The island of Crete

Crete is the fifth largest island in the Mediterranean and the largest of the islands forming part of modern Greece. It is relatively long and narrow, stretching for 160 miles (260 km) on its east-west axis and varying in width from 7.5 to 37 miles (12 to 60 km).
Crete is dominated by harsh mountains rising out of the sea. The island’s east-west mountainous range consists of four main groups that rise to the island’s highest point, Mount Ídhi, 8,058 feet (2,456 metres) in elevation. To the west the Levká Óri (“White Mountains”) reach 8,045 feet (2,452 metres), and to the east the Dhíkti Óri extend to 7,047 feet (2,148 metres) in elevation. These mountains rise above the high upland plains of Nída, Omalós, and Lasíthi. The gradually sloping northern coast provides several natural harbours and coastal plains, where such major towns as Chania (Chaníon), Réthimnon (Réthymnon), and Iráklion are located. The Mesará (Mesarás) Plain extends along the south-central part of the island for about 18 miles (29 km) and is Crete’s major expanse of flatlands. Sandy beaches dot the perimeter of the island along the coastline. Crete has six small rivers as well as springs and seasonal watercourses.

A few meters before the Skinakas observatory,1756m.

Mount Idi during January

The Cretan landscape is dominated by characteristic Mediterranean scrub (maquis or garigue). Palm trees flourish on the east coast and in the north, with cedars in the east as well. An array of plant species and flowers thrive in the moderate climate, many of them native to the island. Birds are abundant, and there are some wild animals. The agrími, or wild goat, is found in remote mountainous areas and on offshore islands, where it finds protection in wildlife reserves. Endemic species of wild plants are especially plentiful in and around the gorge of Samariá, one of the national parks of Greece, located in the southern part of the island in Chania region.

The church of Agios Nikolaos in Samaria gorge

Samaria Agios Nikolaos

Sea of Crete (Modern Greek Kritikon Pelagos)

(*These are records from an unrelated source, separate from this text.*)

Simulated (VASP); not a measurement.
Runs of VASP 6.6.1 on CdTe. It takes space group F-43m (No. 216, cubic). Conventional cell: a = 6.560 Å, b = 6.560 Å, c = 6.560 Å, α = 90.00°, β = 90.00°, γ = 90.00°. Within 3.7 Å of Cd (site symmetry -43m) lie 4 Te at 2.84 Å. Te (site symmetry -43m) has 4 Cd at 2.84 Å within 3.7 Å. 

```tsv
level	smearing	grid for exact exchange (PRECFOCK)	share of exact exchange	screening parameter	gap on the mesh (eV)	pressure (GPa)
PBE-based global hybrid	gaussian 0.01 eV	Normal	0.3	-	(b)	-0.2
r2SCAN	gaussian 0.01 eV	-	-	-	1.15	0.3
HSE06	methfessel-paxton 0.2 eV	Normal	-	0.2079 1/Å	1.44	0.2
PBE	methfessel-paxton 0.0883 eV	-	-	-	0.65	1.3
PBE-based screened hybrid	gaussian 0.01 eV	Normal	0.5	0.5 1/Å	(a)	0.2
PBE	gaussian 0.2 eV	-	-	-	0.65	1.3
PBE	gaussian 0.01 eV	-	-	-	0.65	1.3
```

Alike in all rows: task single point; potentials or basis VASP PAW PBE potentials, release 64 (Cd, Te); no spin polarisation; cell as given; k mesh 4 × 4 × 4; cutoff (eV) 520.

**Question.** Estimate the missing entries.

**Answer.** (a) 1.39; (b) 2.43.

The southern part of the Aegean Sea (an arm of the Mediterranean Sea), lying between the Cyclades (Kikladhes) islands to the north and the island of Crete (Kriti) to the south. It is the deepest section of the Aegean Sea, reaching depths of more than 10,000 feet (3,294 m) east of Cape Sidero (Akra Sidheros) in Eastern Crete. This particular area is also well know for its super strong winds (it is not uncommon to get winds stronger than 100km/hour).